Bill 190 clearly states that protections under the OHSA apply to remote workers at home. Employers must set safety standards for these remote workplaces. Additionally, the definitions of “workplace harassment” and “workplace sexual harassment” now include online interactions, making sure that inappropriate behaviour in virtual communications is considered a workplace safety issue.
To address the shift to remote/hybrid work environments, employers can now post health and safety information electronically. Online Joint Health and Safety Committee meetings are also now permitted.
#8: Individual Termination Entitlements For Federally Regulated Employers Take a Graduated Approach
Effective February 1, 2024, the termination entitlements under Part III of the Canada Labour Code (“CLC”) underwent significant changes for federally regulated employers. A new graduated approach to termination notice based on an individual employee’s continuous employment is in effect.
Previously, federal employees with at least three months of continuous employment were entitled to two weeks of termination notice or pay in lieu, regardless of tenure. The new rule for individual termination notice period is as follows:
- 3 months to under 3 years: 2 weeks
- 3 years to under 4 years: 3 weeks
- 4 years to under 5 years: 4 weeks
- 5 years to under 6 years: 5 weeks
- 6 years to under 7 years: 6 weeks
- 7 years to under 8 years: 7 weeks
- 8 years or more: 8 weeks
Employers are also required to provide a benefits statement during individual terminations. This statement must outline the employee’s entitlements, including wages, vacation benefits, severance pay, and other employment-related benefits.
#9: Federally Regulated Employees Have a Right to Disconnect (Bill C-69)
On June 20, 2024, Bill C-69 introduced a right-to-disconnect policy requirement for federally regulated employers, similar to the requirement under Ontario ESA. Employers must establish clear guidelines that limit work-related communication outside scheduled hours. Additionally, these policies must be reviewed and updated every three years. Employers are also required to consult employees when developing or updating these policies. Furthermore, the policies must be posted and distributed to employees, and records of consultations must be retained.
#10: New Leave Entitlements Related to Pregnancy Loss and Adoption/Surrogacy (Bill C-59)
Bill C-59 received royal assent on June 20, 2024, and introduced two leave entitlements under the CLC:
- Pregnancy Loss Leave: Federally regulated employees are entitled to eight weeks of leave for stillbirths and three days for other types of pregnancy loss. If employees have worked continuously for three months, the first three days of this leave will be paid.

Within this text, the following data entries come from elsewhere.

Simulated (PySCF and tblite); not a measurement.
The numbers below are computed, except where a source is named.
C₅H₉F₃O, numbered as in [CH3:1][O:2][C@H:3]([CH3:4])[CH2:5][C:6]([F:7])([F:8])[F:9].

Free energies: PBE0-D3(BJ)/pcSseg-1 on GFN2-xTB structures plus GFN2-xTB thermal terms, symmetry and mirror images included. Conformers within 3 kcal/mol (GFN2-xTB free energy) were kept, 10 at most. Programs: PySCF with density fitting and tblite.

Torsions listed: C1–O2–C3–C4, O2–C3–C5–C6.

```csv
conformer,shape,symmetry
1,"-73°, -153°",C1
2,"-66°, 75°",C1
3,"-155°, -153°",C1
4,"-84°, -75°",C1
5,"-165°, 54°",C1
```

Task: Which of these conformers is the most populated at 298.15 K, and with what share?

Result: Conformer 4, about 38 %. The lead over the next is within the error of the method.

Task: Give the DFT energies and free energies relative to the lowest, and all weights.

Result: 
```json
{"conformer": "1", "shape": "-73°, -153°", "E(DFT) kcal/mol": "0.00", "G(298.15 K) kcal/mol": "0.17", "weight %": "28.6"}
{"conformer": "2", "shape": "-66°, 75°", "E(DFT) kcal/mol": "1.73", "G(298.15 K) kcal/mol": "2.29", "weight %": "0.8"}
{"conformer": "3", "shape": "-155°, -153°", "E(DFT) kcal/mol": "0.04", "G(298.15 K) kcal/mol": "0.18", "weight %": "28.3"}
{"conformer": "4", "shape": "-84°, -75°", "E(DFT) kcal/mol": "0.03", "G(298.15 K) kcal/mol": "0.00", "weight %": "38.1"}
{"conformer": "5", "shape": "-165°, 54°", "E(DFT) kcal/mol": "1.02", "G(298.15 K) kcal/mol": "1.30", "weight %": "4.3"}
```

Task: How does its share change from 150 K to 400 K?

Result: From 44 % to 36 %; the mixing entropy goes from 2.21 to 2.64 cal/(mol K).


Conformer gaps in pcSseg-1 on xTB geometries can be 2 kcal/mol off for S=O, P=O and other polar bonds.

- Child Placement Leave: Employees who need to manage responsibilities related to the placement of a child, whether through adoption or surrogacy, will be entitled to a new 16-week leave of absence, similar to maternity leave.
The specific implementation date for these 2 entitlements is to be announced.
#11: Transitioning Rule for Recruiter or Temporary Help Agency License
As of July 1, 2024, recruiters and temporary help agencies require a license to operate.
If an application was received before the deadline, under a transitional rule, agencies and recruiters can keep operating while waiting for the Ministry of Labor (“MOL”) to process the application. The MOL will inform them if their license is granted or denied.
#12: Employers Cannot Terminate Probationary Employees Without Limits
In Sprong v Chinook Lifecare Association, 2024 ABCJ 163, a recent Alberta case, the employer was found to have breached the employment agreement by terminating an employee just five days into her new role without sufficient justification or notice. The court confirmed that common law damages may be awarded even if statutory damages are not applicable, and Alberta’s Employment Standards Code provided that it does not preclude any common law damages. As a result, the employee was granted 2 weeks of notice under common law, even though she was not entitled to any statutory termination notice.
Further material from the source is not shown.